Single tool for complete base plate workflow

Current practice for anchor reinforcement

The concrete breakout failure happens for several reasons:

• Small concrete area below the base plate: Pedestal, strip foundation, piers, base plate near the concrete edge
• Limited anchor embedment 
• High moment, shear, or uplift forces in the base plate due to heavy structures
• Load combinations of the above forces

In current engineering practice, anchors are designed assuming an unreinforced concrete section. The standard equations used in ACI-318 Chapter 17 were developed based on the concrete capacity design (CCD). However, ACI 318 allows the use of anchor reinforcement to resist breakout forces when geometric constraints prevent increasing the concrete breakout capacity. 

In ACI 318, three different categories of concrete reinforcement may be present in a foundation: 

• Foundation reinforcement: Reinforcement designed to resist bending forces in the foundation, i.e. piers
• Anchor reinforcement: Serves as an alternate approach to using the concrete breakout strength equations provided in ACI 318. Designed to resist the required strength of the base connection
• Supplementary reinforcement: This is provided to restrain the breakout cones and is not specifically designed to resist any loads.

 The design of the anchor and supplementary reinforcement is explained in the following literature:

• ACI-318 Commentary section R17.5.2.1 – This section provides recommended detailing practices for anchor reinforcement
• Anchorage design for petrochemical facilities, ASCE, 2013 – This book provides potential strut and tie models that can be used to design breakout and side-face blowout limit states
• Design of anchor reinforcement in concrete pedestals, Widianto, Chandu Patel, and Jerry Owen, 2010—This paper presents a method for designing anchor reinforcement using the strut and tie model and explains a proposed design procedure.

For years, this has been a common pain for EoRs and structural designers. Designing the reinforcement in the concrete below the base plate is often time-consuming, especially when anchor forces exceed breakout capacity. IDEA StatiCa just unlocked a new complete workflow that enables engineers to model, analyze, and verify anchor reinforcement quickly and accurately.

Complete workflow explanation

IDEA StatiCa is a steel connection software very well known for its abilities when it comes to the base plate design. With the Connection application, you can model any base plate and design its anchors. However, if you find some of the conditions mentioned above, the anchors will fail by concrete breakout resistance. 

The new workflow allows you to design the anchor reinforcement needed to transfer the forces into the concrete foundation. 

Let’s review the proposed workflow:

1. Model and design the base plate in the Connection application

Start the base plate design in IDEA StatiCa Connection. Use the base plate operation to model steel plates, concrete blocks, anchors, and welds. The user can also use other operations to add stiffeners or gusset plates if the base plate has a bracing member. There are no geometric limitations. 

Another option for users is to import the loads from other applications. Many of our integrations allow for the automatic import of critical information, such as loads and geometry, which reduces the duplication of modeling.

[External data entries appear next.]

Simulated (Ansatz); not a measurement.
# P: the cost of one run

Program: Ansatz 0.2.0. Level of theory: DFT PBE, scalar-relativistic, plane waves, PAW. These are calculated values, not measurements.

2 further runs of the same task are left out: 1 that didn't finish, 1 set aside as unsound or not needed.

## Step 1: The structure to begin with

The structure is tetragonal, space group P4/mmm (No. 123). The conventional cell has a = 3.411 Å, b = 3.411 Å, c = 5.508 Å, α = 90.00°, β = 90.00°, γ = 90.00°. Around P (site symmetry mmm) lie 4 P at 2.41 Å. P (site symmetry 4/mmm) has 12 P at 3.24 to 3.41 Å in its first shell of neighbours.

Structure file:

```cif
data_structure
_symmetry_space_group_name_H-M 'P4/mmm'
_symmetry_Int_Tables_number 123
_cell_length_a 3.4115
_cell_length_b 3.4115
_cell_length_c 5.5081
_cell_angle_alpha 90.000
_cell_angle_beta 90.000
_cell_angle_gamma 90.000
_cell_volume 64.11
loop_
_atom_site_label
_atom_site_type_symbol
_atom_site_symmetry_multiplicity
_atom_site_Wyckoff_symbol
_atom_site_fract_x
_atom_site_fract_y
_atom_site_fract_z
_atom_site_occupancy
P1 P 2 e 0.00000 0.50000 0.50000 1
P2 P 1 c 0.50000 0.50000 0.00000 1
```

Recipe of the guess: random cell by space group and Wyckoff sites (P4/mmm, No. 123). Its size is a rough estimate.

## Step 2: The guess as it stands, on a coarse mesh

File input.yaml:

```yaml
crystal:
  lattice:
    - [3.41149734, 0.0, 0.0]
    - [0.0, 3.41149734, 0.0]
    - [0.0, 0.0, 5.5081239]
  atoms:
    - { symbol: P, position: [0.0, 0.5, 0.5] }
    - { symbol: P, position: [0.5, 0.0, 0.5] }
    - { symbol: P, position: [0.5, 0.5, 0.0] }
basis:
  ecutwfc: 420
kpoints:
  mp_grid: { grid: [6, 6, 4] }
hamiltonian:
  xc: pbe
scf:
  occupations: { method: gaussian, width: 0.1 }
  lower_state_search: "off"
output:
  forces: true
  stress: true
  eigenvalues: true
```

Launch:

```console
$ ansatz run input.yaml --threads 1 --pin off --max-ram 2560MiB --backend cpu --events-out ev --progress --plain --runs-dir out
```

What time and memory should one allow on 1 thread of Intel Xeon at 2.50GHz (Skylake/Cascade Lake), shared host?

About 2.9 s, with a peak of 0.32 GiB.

Once the import is made, the analysis is performed for multiple load combinations instead of resorting to envelope reactions. 

2. Steel components design 

IDEA StatiCa Connection code-checks all the model components: Steel members, base plate, bolts, and welds. 

Click the link below to see the full detailed report:

Full connection report PDF

3. Anchor bolts design 

IDEA StatiCa Connection uses ACI-318 (2014 or 2019) formulas from Chapter 17 to design the anchor bolts. The code results are presented in a table, and you can look at the status of each anchor's checks. The verification also considers concrete breakout strength. 

However, the check only considers unreinforced concrete.

You can now remove the concrete breakout checks from the results and instead receive the anchor forces needed to design the supplementary reinforcement.

 See the next steps for designing the concrete reinforcement in IDEA StatiCa. 

4. Export the base plate model to the IDEA StatiCa Detail application

With IDEA StatiCa version 25, you can export the base plate model to the Detail application, and the model will be imported, including the base plate, anchors, concrete block, forces on the anchors and base plate, and load cases.

5. Model the reinforcement on the concrete block using operations

Before running the analysis, the user models the steel reinforcement in the imported model. Use the new rebar icon to add the reinforcement. Select from different options to input the steel rebars, such as the number of layers and bars in each layer. Visualize it using the 3D transparent view. 

6. Run the analysis and Review the results

Once the analysis is finished, go to the Check tab and review the material utilization ratio and stresses. The stress flow in the Summary results shows the vectors of compression principal stresses in concrete and the utilization of the reinforcement to give you a basic overview. The user can review the concrete and steel strength, steel bond stresses, and deformations for the different load combinations. 

Conclusion

IDEA StatiCa is helping thousands of engineers by developing software for structural engineering details. 

The complete base plate design workflow simplifies complex tasks, reducing time spent on calculations of both parts, the steel base plate and the reinforced concrete foundation. With clear 3D visualization, users can better understand load paths and optimize the concrete reinforcement design.